Principles for the Manual Revision of Syntactic Annotation in SUC
The syntactic annotation was manually corrected in the gold standard section of the SUC part of the Swedish Treebank according to the trees in the Talbanken part. This means that the functional categories were checked and corrected according to the MAMBA annotation scheme (Teleman, 1983), and the structural categories were corrected according to the derived structural categories in the Talbanken part.
In the revision work two approaches were used: i) sentences with frequent errors, possible to find automatically, were identified and corrected (a transversal revision over error types) and ii) sentence by sentence was checked and corrected (a longitudinal approach). We started with the first approach. However, in addition to the identified error type, also the remaining part of the sentence was checked and corrected. When the most frequent error types were checked, the revision work continued sentence by sentence.
Frequent error types were:
- A conjunction under a unary node
- Two subjects in a sentence
- Two objects in a sentence
Error types like these often indicated more errors higher up in the trees, i.e., closer to the root node. In addition to the error types concerning grammatical functions above, we have also checked the expansions of the syntactic categories, e.g., that an NP or a PP has plausible daughters.
Principles for Structural Categories
In the principles below we have in general described which functional categories a phrase minimally must contain in order to be of a given phrase type. Thus, in case of S a minimal requirement is a finite verb (with one exception). This means that a phrase of type S of course could contain other categories, such as a subject, a direct object, etc. However, such an extended list has not been made here.
- A complete tree (ROOT) should contain one or more macro-syntagm (MS) and could contain punctuation.
- A clause (S) should contain one finite verb (FV), unless elliptical. For example, the finite verb can regularly be ellided in Swedish subordinate clauses containing a subject (SS) and a non-finite verb phrase (VG), e.g., Jag såg att hon (hade) gått hem (literally: "I saw that she (had) gone home").

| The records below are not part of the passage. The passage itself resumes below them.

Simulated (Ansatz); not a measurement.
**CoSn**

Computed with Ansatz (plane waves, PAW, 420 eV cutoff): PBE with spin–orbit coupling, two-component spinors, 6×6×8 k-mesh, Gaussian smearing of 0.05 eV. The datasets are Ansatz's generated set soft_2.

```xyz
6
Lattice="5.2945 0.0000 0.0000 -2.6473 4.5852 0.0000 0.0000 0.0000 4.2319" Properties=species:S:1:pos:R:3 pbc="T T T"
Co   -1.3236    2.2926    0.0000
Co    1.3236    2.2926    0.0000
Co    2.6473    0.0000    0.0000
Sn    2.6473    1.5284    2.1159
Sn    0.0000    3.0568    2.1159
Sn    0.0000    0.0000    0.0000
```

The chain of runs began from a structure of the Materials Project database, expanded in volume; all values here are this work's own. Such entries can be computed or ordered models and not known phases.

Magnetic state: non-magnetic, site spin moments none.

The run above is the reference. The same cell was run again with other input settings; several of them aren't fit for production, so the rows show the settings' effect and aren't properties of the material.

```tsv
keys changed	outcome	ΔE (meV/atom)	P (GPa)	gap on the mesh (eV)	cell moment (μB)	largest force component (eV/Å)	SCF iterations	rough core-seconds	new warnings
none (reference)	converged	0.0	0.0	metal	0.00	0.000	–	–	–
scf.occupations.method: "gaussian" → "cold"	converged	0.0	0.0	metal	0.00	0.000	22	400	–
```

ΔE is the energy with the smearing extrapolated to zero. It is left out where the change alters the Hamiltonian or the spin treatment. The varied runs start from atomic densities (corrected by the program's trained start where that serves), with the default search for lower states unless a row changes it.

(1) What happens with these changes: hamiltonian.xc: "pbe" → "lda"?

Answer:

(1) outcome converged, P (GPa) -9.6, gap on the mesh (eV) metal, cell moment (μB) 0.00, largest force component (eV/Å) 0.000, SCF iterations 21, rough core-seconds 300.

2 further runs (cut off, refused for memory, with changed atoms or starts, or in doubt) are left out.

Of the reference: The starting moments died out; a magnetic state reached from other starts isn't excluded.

- A verb phrase (VP) should contain one non-finite verb (IV). (Note that there are no finite VPs in the annotation.)
- A noun phrase (NP) should contain one head (HD), unless ellipical. The head should normally be a noun or a pronoun but could be, e.g., a participle used in a nominal function, e.g., alla partiets förtroendevalda (literally: "all the-party's representative-elected"). In cases of ellipsis, the head can be absent, e.g., Det röda huset och det gula (huset) är nya (literally: "The red house and the yellow (house) are new"). Determiners and different types of attributes occur as modifiers.
- Prepositional phrases (PP) should contain one preposition (PR) and one prepositional complement (PA). In cases of ellipsis the complement could be absent.
- Adjective phrases (AP) should contain one head (HD), which should normally be an adjective or a participle (but can sometimes be categorized as a pronoun according to the SUC guidelines). Adverbials occur as modifiers.
- Adverb phrases (AVP) should contain one head (HD), which should be an adverb or compound adverbial expression. Adverbials occur as modifiers.
- Other phrases (XP) cover all instances of phrase-like units that are not covered by the phrases above, e.g., multi-word expressions, multi-word name expressions or coordination of phrases of different types.
- Coordination: A coordinated phrase always contain two or more instances of the same phrase type together with a conjunction or a puncuation mark that could function as a conjunction, e.g. [NP [NP ++ NP]] where ++ is the functional category for a coordinating conjunction. In cases where the conjuncts are of different phrase types, the mother is annotated XP: [XP [NP ++ AP]]. All phrases except ROOT can be coordinated.